Glyph (a.k.a `LTChar`) bounding boxes have incorrect height
Instead of using the ascent (or the FontBBox which is also an option) to calculate the height of glyphs, pdfminer.layout.LTChar just uses a single unit in text space. This is almost right for a wide range of fonts, but is in no way required or guaranteed by PostScript, PDF, TrueType, etc, etc, etc.
You can see this most clearly in the PDFs in https://github.com/dhdaines/playa/issues/79
The fix is really simple, but it may cause unintended consequences for code that relied on the bogus glyph heights in some way (see https://xkcd.com/1172/), basically:
diff --git a/pdfminer/layout.py b/pdfminer/layout.py
index 2189445..970362e 100644
--- a/pdfminer/layout.py
+++ b/pdfminer/layout.py
@@ -386,7 +386,8 @@ class LTChar(LTComponent, LTText):
else:
# horizontal
descent = font.get_descent() * fontsize
- bbox = (0, descent + rise, self.adv, descent + rise + fontsize)
+ ascent = font.get_ascent() * fontsize
+ bbox = (0, descent + rise, self.adv, ascent + rise)
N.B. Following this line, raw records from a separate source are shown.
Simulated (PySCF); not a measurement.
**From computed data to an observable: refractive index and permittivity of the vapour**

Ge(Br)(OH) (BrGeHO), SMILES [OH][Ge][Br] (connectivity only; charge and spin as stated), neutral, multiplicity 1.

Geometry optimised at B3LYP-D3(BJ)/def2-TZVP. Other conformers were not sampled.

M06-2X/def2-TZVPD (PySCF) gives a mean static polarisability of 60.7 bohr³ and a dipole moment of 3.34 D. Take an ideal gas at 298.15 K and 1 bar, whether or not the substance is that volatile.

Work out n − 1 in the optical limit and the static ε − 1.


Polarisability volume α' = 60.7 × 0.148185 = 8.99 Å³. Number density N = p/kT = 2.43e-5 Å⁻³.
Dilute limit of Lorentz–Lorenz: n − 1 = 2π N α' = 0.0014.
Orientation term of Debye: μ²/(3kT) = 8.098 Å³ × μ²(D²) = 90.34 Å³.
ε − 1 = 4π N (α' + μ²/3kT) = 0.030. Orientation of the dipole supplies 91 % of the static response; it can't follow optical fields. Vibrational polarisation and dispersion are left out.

(a, b, c, d, e, f) = self.matrix
self.upright = a * d * scaling > 0 and b * c <= 0
(x0, y0, x1, y1) = apply_matrix_rect(self.matrix, bbox)
@dhdaines This patch really solved my problem. Thank you!
Testing file: https://www.heavenandearthdesigns.com/freecharts/Freebie%20Galaxy%20Gazing%20Chart%20Pack.pdf
@pietermarsman Would you mind taking a look? I've attached my testing file above.